THIS JOINT VENTURE AGREEMENT ("Agreement"), made and entered into as of this 5th
day of November 2021, by Mr and Mrs INVESTORS of legal age, married and currently
situated at #______________________ herein referred to as the First Party

and between

the group of Businessmen namely Mr Eric Soriano, of legal age, residing at


____________________, Mr Rodolfo Januarius T. Manipol, married and conzumidos with
an address located at # Unit H-126 One Oasis, Pasig City, Mr Julie G. Tejido of legal age,
single and currently residing at Unit 405, 1217 Legacy Residencies, #2 Jenny's Avenue,
Greenland Village, Rosario, Pasig City and Mr. Julius Navales married, presently living
at_____________________ . The above-mentioned persons collectively referred to as the
Second Party.

ARTICLE I GENERAL PROVISIONS

1.0 Business Purpose. The purpose of the Joint Venture shall be to fund, execute and
manage the e-sports and other related businesses but not limited to software
development, information systems and other future projects with respect to electronic
advancement in the digital market and online gaming industry.

Once these projects are under way both parties agree to seek out other mutually beneficial
projects in the Philippines and elsewhere globally. As opportunities are identified and
contracts entered into, they will be added as an addendum to this Joint Venture Agreement
and will be governed in accordance with this document.

2.0 Term of the Agreement. This Joint Venture agreement shall commence on the date
first above written and shall continue in existence until terminated, liquidated, or dissolved
by law or as hereinafter provided. However, both Parties have agreed that after years of
continuous operations, profit and losses shall be equally distributed to each member of this
Joint Venture Business with its sharing to be stipulated as follows:

2.1. First & Second Years of Operation

First Party- 70 percent (70%) share


Second Party- 30 percent (20%) share

2.2. Third Year of Operation

First Party- 50 percent (50%) share


Second Party- 50 percent (50%) share

2.3. Fourth Year Onwards of Operation

First Party- 20 percent (20%) share


Second Party- 80 percent (80%) share

It is the intention of the Parties to automatically extend this Joint Venture Agreement in term
each time a new project is identified and added to this Agreement by addendum for the
term required to complete that project. However, based on the parties initial proposals, it
contemplated that some or all of the projects will continue as long as they are viable and
ongoing service is required by the company/end user.
ARTICLE II GENERAL DEFINITIONS

The following comprise the general definitions of terms utilized in this Agreement:

1. Affiliate. An Affiliate of an entity is a person that, directly or indirectly through one or


more intermediaries, controls, is controlled by or is under common control of such entity.
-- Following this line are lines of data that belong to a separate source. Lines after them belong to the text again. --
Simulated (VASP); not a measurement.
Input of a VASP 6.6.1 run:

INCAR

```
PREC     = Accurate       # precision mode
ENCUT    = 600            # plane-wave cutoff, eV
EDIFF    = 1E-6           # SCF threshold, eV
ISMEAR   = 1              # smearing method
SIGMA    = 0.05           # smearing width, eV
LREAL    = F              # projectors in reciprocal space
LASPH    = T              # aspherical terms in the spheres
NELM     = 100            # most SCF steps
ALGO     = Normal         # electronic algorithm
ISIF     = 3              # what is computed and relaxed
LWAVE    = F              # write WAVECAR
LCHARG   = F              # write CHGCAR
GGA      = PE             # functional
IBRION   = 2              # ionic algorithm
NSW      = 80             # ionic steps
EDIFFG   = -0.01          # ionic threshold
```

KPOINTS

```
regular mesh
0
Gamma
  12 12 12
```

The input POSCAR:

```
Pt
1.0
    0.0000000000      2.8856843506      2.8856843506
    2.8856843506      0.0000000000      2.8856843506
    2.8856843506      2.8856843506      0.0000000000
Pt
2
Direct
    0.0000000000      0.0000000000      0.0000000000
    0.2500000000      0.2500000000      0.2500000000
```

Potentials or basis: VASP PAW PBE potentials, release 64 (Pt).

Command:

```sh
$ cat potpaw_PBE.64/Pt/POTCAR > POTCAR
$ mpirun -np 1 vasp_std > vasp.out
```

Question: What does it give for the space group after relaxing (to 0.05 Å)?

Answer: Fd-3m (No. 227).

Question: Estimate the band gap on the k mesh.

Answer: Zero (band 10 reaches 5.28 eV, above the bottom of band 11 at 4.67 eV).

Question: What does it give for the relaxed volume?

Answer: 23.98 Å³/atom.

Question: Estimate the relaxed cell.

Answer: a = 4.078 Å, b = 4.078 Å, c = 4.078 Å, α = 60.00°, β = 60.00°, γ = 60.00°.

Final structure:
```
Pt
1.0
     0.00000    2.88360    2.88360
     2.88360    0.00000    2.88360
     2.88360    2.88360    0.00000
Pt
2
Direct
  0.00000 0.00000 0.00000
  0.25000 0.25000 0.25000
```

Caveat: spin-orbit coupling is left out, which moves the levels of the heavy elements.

2. Capital Contribution(s). The capital contribution to the Joint Venture actually made by
the Parties is defined as cash contributions in the form of shares of stocks. It is understood
the funding for this project will be continuously supported with the money and logistics
derived from the monthly proceeds of the E-Sports with the amount depending on the
needs/ growth of the said business. Both the first and Second Parties have agreed that an
initial amount Php7,4000.000.00 (Seven Million Four Hundred Thousand Pesos) will be
advanced as seed money for set up, testing and operate for the said E-sports online
gaming identified in 1.01. If the form of additional funding is a loan, it will be re-paid out of
proceeds of this venture and will be used exclusively for the purpose as outlined in 1.01.

ARTICLE III OBLIGATIONS OF THE JOINT VENTURERS

3.01 Obligations. The Parties will have joint responsibility for financial decisions and
expenditures in this Joint Venture. Both Parties will be responsible for the on-site
operations of the business and will disburse funds according to a budget pre-approved by
the Parties. Any expenditure of funds not previously approved by the parties will be
submitted for approval at the time of the request.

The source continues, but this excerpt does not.